GPU Resources

Prev Next

The latest service changes have not yet been reflected in this content. We will update the content as soon as possible. Please refer to the Korean version for information on the latest updates.

Available in VPC.

This section describes the layout of the GPU Resources interface. In GPU Resources, you can view the status of the GPU resources allocated to your Workspace.

Note

ML expert Platform is currently in CBT (closed beta). GPU resources are assigned separately to pre-approved users.

Viewing GPU Resource List

You can check the list of GPU resources assigned to your Workspace. The GPU Resource list includes the following information:

mlxp_console_gpuresources03_ko

  • GPU Zone: Identifies the type of GPU resource assigned to your Workspace.
  • Creation date: The time when the GPU resource was allocated.
  • Status: The current status of the GPU resource.
  • Ready Nodes: Number of GPU nodes available for use.
  • UnReady Nodes: Number of GPU nodes unavailable for use.
  • Total Nodes: Total number of GPU resources allocated to the current Workspace.
Note
  • ML expert Platform currently provides GPU resources in a Private Zone.
  • A Private Zone means your Workspace uses dedicated GPU resources without sharing them with other users.

Viewing Available GPU Zones

To view information about available GPU Zones:

  • Checking available GPU Zone information in a Workspace
    kubectl get managementquota default -o yaml -n w-{ workspace name }
  spec:
  type: workspace
  zones:
    privateZones:
      # The Workspace can use GPU resources in the "gpu-private-zone."
      gpu-private-zone: ["*"]
  • Checking available GPU Zone information in a Project
    kubectl get managementquota default -o yaml -n p-{ project name}
  spec:
  type: project
  zones:
    privateZones:
      # The Project can use GPU resources in the "gpu-private-zone."
      gpu-private-zone: ["*"]

How to use GPU Zone information

When using any feature that relies on GPU resources, you must specify the GPU Zone.

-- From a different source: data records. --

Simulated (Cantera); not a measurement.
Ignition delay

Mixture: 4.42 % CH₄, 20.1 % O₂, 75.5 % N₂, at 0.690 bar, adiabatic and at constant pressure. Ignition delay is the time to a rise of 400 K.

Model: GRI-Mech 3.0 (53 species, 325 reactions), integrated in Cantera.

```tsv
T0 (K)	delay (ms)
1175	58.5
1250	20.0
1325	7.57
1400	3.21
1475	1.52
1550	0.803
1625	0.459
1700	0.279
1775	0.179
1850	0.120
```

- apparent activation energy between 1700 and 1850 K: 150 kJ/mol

  • When creating a Pod using PyTorchJob, add a nodeSelector to specify the GPU Zone where the Pod will run.
apiVersion: "kubeflow.org/v1"
kind: "PyTorchJob"
metadata:
  name: "pytorch-dist-mnist-nccl"
spec:
  pytorchReplicaSpecs:
    Master:
      replicas: 1
      restartPolicy: OnFailure
      template:
        metadata:
          labels:
            app: my-app
        spec:
          nodeSelector:
            mlx.navercorp.com/zone: ai-infra
          containers:
            - name: pytorch
              image: kubeflow/pytorch-dist-mnist:latest
              args: ["--backend", "nccl"]
              resources:
                limits:
                  nvidia.com/gpu: 1
    Worker:
      replicas: 2
      restartPolicy: OnFailure
      template:
        metadata:
          labels:
            app: my-app
        spec:
          containers:
            - name: pytorch
              image: kubeflow/pytorch-dist-mnist:latest
              args: ["--backend", "nccl"]
              resources:
                limits:
                  nvidia.com/gpu: 1
          nodeSelector:
            mlx.navercorp.com/zone: ai-infra
  • All workloads must also specify the GPU Zone in the nodeSelector of the Pod, which is the foundation of all workloads.
apiVersion: v1
kind: Pod
metadata:
  name: sleep
  annotations:
    sidecar.istio.io/inject: "false"
spec:
  nodeSelector:
    mlx.navercorp.com/zone: ai-infra
  containers:
    - image: reg.navercorp.com/base/ubuntu:22.04
      command: ["/bin/bash", "-c", "sleep inf"]
      imagePullPolicy: IfNotPresent
      name: sleep

Viewing GPU Instance Details

You can view the status information of GPU instances inside a GPU Zone.

mlxp_console_gpuresources03_ko

  • GPU instance name: The name of the GPU instance assigned to the GPU Zone
  • Creation date: The time when the GPU instance was created
  • Status: The GPU instance status
    • Ready: The GPU instance is available
    • NotReady: The GPU instance is unavailable due to hardware failure or other issues
    • Unschedulable: The GPU instance is functioning but excluded from the list of schedulable resources
    • Unknown: The GPU instance requires inspection due to an issue
  • Project: The name of the project to which the GPU instance is assigned

GPU Instance Management

You can assign GPU instances within a GPU Zone to specific projects.

Note

Only Admin and Writer roles in the Workspace can use GPU Instance Management.

  1. In the GPU Instance Management popup, select a project and then select the GPU instances that the project will use.
  2. Click Save button to assign the selected GPU instances to the project.
  3. Click Reset button to reload the GPU instance information assigned to the selected project.
Caution
  • Initially, all GPU instances are assigned to every project. This means all GPU instances allocated to the Workspace are available to all projects.
  • GPU instances can be assigned to multiple projects at the same time.
  • GPU Instance Management defines the pool of available resources per project; it does not reflect the real-time status of Pods currently in use. If a GPU instance with running Pods is reassigned to another project, the Pods will not restart because the assigned project information has changed.